I want to difference time series to make it stationary. However it is not guaranteed that by taking first lag would make time series stationary. Generate an example Pandas dataframe as below
test = {'A':[10,15,19,24,23]}
test_df = pd.DataFrame(test)
by using diff()
method we can take first lag as expected but if I attempt diff(2)
i.e. if I want to use a lag period of 2 I am not getting results as expected.
Expected Output
+----+-------+-------+
| A | Lag 1 | Lag 2 |
+----+-------+-------+
| 10 | NA | NA |
| 15 | 5 | NA |
| 19 | 4 |-1 |
| 24 | 5 | 1 |
| 23 |-1 |-6 |
+----+-------+-------+
Resulting Output
+----------------+
| A lag1 lag2 |
+----------------+
| 10 NaN NaN |
| 15 5.0 NaN |
| 19 4.0 9.0 |
| 24 5.0 9.0 |
| 23 -1.0 4.0 |
+----------------+
The above output was generated using test_df['lag2'] = test_df['A'].diff(2)
.
How can I obtain the expected output and regenerate the actual time series by only using the Lag 2
time series?
Edit 1 This question does not pertains to any data type conversion or NaNs and is incorrectly marked as duplicate. The expected output is clearly mentioned and the scope of question is completely different from one mentioned here.
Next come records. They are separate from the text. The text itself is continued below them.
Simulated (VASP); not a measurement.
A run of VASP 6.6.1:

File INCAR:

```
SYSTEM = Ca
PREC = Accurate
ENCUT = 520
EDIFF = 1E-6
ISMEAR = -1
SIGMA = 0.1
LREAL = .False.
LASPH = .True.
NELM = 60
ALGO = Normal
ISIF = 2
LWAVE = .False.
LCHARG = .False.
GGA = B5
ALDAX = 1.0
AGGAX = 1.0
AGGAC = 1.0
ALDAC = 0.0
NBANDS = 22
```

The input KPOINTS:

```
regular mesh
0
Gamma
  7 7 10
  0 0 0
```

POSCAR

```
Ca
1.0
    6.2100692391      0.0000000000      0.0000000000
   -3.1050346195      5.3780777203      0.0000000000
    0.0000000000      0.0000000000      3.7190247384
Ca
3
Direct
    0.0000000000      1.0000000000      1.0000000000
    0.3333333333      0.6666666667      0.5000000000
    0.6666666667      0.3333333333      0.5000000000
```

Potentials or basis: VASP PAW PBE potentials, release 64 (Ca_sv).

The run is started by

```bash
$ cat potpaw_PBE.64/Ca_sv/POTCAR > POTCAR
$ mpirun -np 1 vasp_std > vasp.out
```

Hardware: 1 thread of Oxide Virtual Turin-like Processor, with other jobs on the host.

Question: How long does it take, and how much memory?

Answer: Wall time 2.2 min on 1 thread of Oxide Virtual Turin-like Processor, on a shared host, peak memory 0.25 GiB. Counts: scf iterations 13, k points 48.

Edit 2 To work on more number of samples following dummy data frame can be used.
test = np.random.randint(100, size=500)
test_df = pd.DataFrame(test, columns = ['A'])
Edit 3 In order to explain the expected output more please consider the expected output below.
+----+-------+-------+
| A | Lag 1 | Lag 2 |
+----+-------+-------+
| 10 | NA | NA |
| 15 | 5 | NA |
| 19 | 4 | -1 |
| 24 | 5 | 1 |
| 23 | -1 | -6 |
| 50 | 27 | 28 |
| 34 | -16 | -43 |
| 56 | 22 | 38 |
| 33 | -23 | -45 |
| 26 | -7 | 16 |
| 45 | 19 | 26 |
+----+-------+-------+
test = {'A': [10,15,19,24,23,50,34,56,33,26,45]}
test_df = pd.DataFrame(test)
Lag 1
of this column can be created using
test_df['lag1'] = test_df['A'].diff()
. But to create lag 2
I need to do test_df['lag2'] = test_df['A'].diff().diff()
. This solution won't work in case where I've to take 365 lags. Hence I need a solution takes lag of original series A
and then recursively takes lag of lag1
to generate lag2
and so on and so forth.
Once we've created lagged term lag2
how can we retrieve the original series back from it?